गज गामिनी
Dir. M.F. Hussain
Gaja Gamini, M.F. Husain's first excursion into filmmaking, is absurd in almost every aspect, and not in the cool intellectual sense. It is just ridiculous. It's a series of laughably poor attempts at profundity, which are often embarrassing to watch. It is safe to say that were it not for the reverence attached to Husain himself, the project would never have attracted either financial backing or the high-profile stars who dupe innocents like me into enduring it. It is, as a Twitter acquaintance so concisely summarized it, senseless.
Gaja Gamini is widely described as Husain's tribute to his "muse," Madhuri Dixit. If this description gives you pause - as it does me - it's with good reason. Gaja Gamini is every bit as objectifying and regressive as it sounds when it comes to paying tribute to a woman, or to women, or to Women. It is brimming over with revoltingly pompous references to the Ageless Mystery That Is Woman and Woman's Mystical Power and other such claptrap that one associates with the sort of self-congratulatory man who says things like "I'm not a misogynist; I love women."
The titular Gaja Gamini (Madhuri Dixit), is a mysterious, flitting creature whom all men are in thrall of though none fully glimpses. She incarnates through several ages as a series of women, most of whom have this in common: Each waits alone on her conceptual pedestal for an arrant man to come to her and be inspired by her beauty to create their own masterworks. One incarnation, Shakuntala, is the muse of the epic poet Kalidas (Mohan Agashe, a co-producer of the film credited here as Dr Mohan Agashe as if his academic credentials bolster the thin tissue of Husain's wanky fantasy). Shakuntala's decidedly unworthy mate is a doltish, Jodhpur-wearing, banduk-toting rajkumar. In another incarnation, Gaja Gamini is Mona Lisa, who is, of course, the inspiration of Leonardo Da Vinci, embodied here by Naseeruddin Shah - you read that right - in a stupid costume coughing up even stupider lines while waving his compensatory paintbrush in the air.

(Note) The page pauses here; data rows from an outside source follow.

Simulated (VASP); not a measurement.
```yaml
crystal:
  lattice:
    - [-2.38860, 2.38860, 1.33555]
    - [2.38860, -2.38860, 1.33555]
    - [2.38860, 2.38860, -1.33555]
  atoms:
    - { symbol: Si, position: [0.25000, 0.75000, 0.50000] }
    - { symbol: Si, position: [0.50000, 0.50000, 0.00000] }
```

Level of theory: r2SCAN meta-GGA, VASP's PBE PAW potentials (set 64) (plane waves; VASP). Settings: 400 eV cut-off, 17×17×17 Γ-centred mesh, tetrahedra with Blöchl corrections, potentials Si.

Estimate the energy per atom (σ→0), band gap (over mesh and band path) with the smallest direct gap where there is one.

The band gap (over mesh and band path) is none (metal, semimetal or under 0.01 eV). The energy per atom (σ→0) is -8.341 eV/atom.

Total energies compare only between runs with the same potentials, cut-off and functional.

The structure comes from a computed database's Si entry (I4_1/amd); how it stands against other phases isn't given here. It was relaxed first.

The supposedly modern incarnation of Gaja Gamini, Monica (note the western name), enjoys a light romantic dance with Shah Rukh Khan before the important manly work of covering a war (he is a photojournalist) wrenches him from her arms, leaving her teary and anxious. This is M.F. Husain's great vision of the timeless power of woman - the endless ability to sit around on our asses crying while our men create art, science, culture, and shape the world.
In some kind of token nod to feminist themes, one incarnation of Gaja Gamini, Sangeeta, inspires a group of village women including Shabana Azmi, Farida Jalal, and Shilpa Shirodkar, to take up their lanterns and march against - well, against what it is not clear, but their march is stern and angry and they wield their lanterns fiercely. But even this powerful Sangeeta is debilitated; she is sometimes blind, sometimes mute, and each of the other women transforms into her, ensuring that none of them is whole either. And even Sangeeta waits for the rescuing hand of her ageless lover Jayant. Feh.
There is plenty more; the vapidity of Husain's vision is nearly boundless, and Gaja Gamini indulges it to the fullest in over two hours of excruciatingly scripted, stiffly acted nonsense. You might think that a movie conceived and executed by an artist of Husain's stature would at least have visual appeal, but not so Gaja Gamini. The sets are, I suppose, meant to be theatrical, minimalist, and evocative, but for the most part they come across as amateurish and low budget. The film's early sequences take place on an abstracted, primary yellow Banaras ghat that looks more like the hastily hammered and painted set of a high school play than that of a high-concept art film. The Monica and Shah Rukh sequence occurs on a set bisected by a large brick wall (one side represents the past and tradition, the other the present and modernity, get it?) - and when Shah Rukh Khan's choregraphy requires him to lean against it, it shudders and sways, belying the papier-mâché beneath its brick facade. Only the blue-and-white Dal Mandi set on which the women's march occurs is anything close to evocative. One just expects more from such a revered visual artist as Husain.
I have been to Banaras, and you, sir, are no Banaras.
Prancing about on these poor, pliant theatrical sets, the array of actors comport themselves woodenly and self-consciously; the experienced stars gracing this cast are as forced and ridiculous as Husain's unknowns. There is nothing wrong with highly stylized direction when the style serves a purpose, but here it only lends pomposity, a sense that someone (well, Husain) believes these characters have such profound philosophical insights to deliver that they must speak them in the patronizing tones of a small child's religious teacher. It compounds embarrassment upon painful embarrassment, in an utter disaster of a movie that is more pointless than profound.
If Gaja Gamini has a redeeming feature, it is Madhuri herself. How many movies can one say this of? If there is any actor who can make the unwatchable bearable for a moment with a dazzling smile or a crisply executed mudra, it is Madhuri Dixit. Thankfully, here she is as radiant as ever. M.F. Husain's tribute to her may be objectifying bakhwas with a camera that dwells embarrassingly languidly on the exaggerated sway of Gaja Gamini's ass, but you can't say Madhuri is not a worthy choice of muse. She is at her best, of course, in the movie's songs, which are by far its highlights. Bhupen Hazarika's music is quite lovely throughout, and the songs are smartly (if weirdly) choreographed. Indeed, I had seen two of the songs years ago, "Meri payal bole" and "Do sadiyan ke sangam," and rather wish I had left it at that.